Fading charmer Tommy Wilhelm has reached his day of reckoning and is scared. In his forties, he still retains a boyish impetuousness that has brought him to the brink of chaos: he is separated from his wife and children, at odds with his vain, successful father, failed in his acting career (a Hollywood agent once placed him as 'the type that loses the girl') and in a financial mess. In the course of one climactic day he reviews his past mistakes and spiritual malaise, until a mysterious, philosophizing con man grants him a glorious, illuminating moment of truth and understanding, and offers him one last hope ...

About the author

Saul Bellow

Saul Bellow was born in 1915 to Russian émigré parents. As a young child in Chicago, Bellow was raised on books - the Old Testament, Shakespeare, Tolstoy and Chekhov - and learned Hebrew and Yiddish. He set his heart on becoming a writer after reading Uncle Tom's Cabin, contrary to his mother's hopes that he would become a rabbi or a concert violinist. He was educated at the University of Chicago and North-Western University, graduating in Anthropology and Sociology; he then went on to work for the Encyclopaedia Britannica.

Bellow published his first novel, The Dangling Man, in 1944; this was followed, in 1947, by The Victim. In 1948 a Guggenheim Fellowship enabled Bellow to travel to Paris, where he wrote The Adventures of Augie March, published in 1953. Henderson The Rain King (1959) brought Bellow worldwide fame, and in 1964, his best-known novel, Herzog, was published and immediately lauded as a masterpiece, 'a well-nigh faultless novel' (New Yorker).
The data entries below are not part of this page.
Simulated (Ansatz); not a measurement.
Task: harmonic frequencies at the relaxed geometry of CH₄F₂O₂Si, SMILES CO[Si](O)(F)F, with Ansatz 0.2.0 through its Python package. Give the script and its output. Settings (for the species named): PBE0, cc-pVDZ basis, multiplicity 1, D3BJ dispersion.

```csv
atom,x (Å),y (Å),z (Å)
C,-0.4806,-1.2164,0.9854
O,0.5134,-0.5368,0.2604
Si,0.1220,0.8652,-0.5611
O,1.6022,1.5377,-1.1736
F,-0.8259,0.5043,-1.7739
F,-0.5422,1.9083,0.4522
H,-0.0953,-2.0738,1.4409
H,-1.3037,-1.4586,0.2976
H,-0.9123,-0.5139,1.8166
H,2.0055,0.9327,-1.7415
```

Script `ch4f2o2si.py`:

Saul Bellow's dazzling career as a novelist was celebrated during his lifetime with an unprecedented array of literary prizes and awards, including the Pulitzer Prize, three National Book Awards, and the Gold Medal for the Novel. In 1976 he was awarded a Nobel Prize 'for the human understanding and subtle analysis of contemporary culture that are combined in his work'.

Bellow's death in 2005 was met with tribute from writers and critics around the world, including James Wood, who praised 'the beauty of this writing, its music, its high lyricism, its firm but luxurious pleasure in language itself'.